Fear of stricter regulations spurs gun sales after mass shootings, new analysis suggests
It's commonly known that gun sales go up after a mass shooting, but two competing hypotheses have been put forth to explain why that's the case: is it because people fear more violence and want to protect themselves, or is it because mass shootings trigger discussions about tighter gun regulations, which sends people out to stock up? In a new study appearing August 11 in the journal Patterns, investigators used data science to study this phenomenon. By working with spatio-temporal data from all the states in the US, they determined that the increase in firearm purchases after mass shootings is driven by a concern about regulations rather than a perceived need for protection.

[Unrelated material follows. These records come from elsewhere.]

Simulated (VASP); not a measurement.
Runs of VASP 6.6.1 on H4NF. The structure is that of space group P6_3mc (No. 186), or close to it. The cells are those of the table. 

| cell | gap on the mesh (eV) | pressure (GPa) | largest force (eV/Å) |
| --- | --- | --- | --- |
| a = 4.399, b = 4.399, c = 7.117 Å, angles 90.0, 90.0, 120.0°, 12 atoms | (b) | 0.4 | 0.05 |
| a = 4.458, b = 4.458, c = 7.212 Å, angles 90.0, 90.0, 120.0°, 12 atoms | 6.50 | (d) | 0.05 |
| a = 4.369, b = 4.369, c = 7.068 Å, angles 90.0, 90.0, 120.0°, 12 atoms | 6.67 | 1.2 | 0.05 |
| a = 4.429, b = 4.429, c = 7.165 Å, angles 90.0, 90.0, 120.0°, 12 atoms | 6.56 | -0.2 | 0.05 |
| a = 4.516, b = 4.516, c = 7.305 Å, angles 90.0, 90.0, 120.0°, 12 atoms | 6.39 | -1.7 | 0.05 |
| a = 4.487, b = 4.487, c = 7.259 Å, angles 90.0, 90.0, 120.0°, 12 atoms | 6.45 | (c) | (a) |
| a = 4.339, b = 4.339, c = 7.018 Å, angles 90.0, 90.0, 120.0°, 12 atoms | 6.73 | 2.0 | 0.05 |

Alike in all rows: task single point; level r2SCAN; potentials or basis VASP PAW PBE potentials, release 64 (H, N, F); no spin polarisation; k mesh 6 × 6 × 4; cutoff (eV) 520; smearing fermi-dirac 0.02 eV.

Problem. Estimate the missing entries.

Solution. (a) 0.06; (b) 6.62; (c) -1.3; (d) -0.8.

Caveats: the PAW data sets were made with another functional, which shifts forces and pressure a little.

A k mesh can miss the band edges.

"It's been well documented that mass shootings are linked to increases in firearm purchases, but the motivation behind this connection has been understudied," says first author Maurizio Porfiri, Institute Professor at the New York University Tandon School of Engineering, who is currently on research sabbatical at the Technical University of Cartagena in Spain. "Previous research on this topic has been done mostly from the perspective of social science. We instead used a data-science approach."
Porfiri and his colleagues employed a statistical method called transfer entropy analysis, which is used to study large, complex systems like financial markets and climate-change models. With this approach, two variables are defined, and then computational techniques are used to determine if the future of one of them can be predicted by the past of the other. "This is a step above studying correlation," Porfiri explains. "It's actually looking at causation. Unique to this study is the analysis of spatio-temporal data, by examining the behavior of all the US states"
The data that were put into consideration came from several sources: FBI background checks, which enabled the approximation of monthly gun sales by state; a Washington Post database on mass shootings; and news coverage about mass shooting from five major newspapers around the country. The news stories were put in two categories: those that mentioned gun regulations and those that didn't. In all, the study used data related to 87 mass shootings that occurred in the United States between 1999 and 2017.
The researchers also rated individual states by how restrictive their gun laws are. "We expected to find that gun sales increased in states that have more permissive gun laws, but it was less expected in states with restrictive laws. We saw it in both," Porfiri says. "Also, when we looked at particular geographic areas, we didn't find any evidence that gun sales increased when mass shootings happened nearby."
He adds that one limitation of the data is that news coverage may not fully capture public sentiment at a given time. In addition, although the study was successful in determining causal links among states, more work is needed to study the nature of these relationships, especially when one has laws that are much more restrictive than another
Porfiri usually uses computational systems to study topics related to engineering, including ionic polymer metal composites and underwater robots. His reason for studying mass shootings is personal: he received his Ph.D. in 2006 from Virginia Tech, which, the following year, was the site where—at that time—the deadliest mass shooting in the country took place. One member of his Ph.D. committee was killed in the shooting, and he knew many others who were deeply affected.
For him, this project is part of a larger effort to study gun violence. "Mass shootings are a small part of death from guns," Porfiri says. "Suicide and homicide are much more common. But mass shootings are an important catalyst for a larger discussion. I plan to look at the wider role of guns in the future."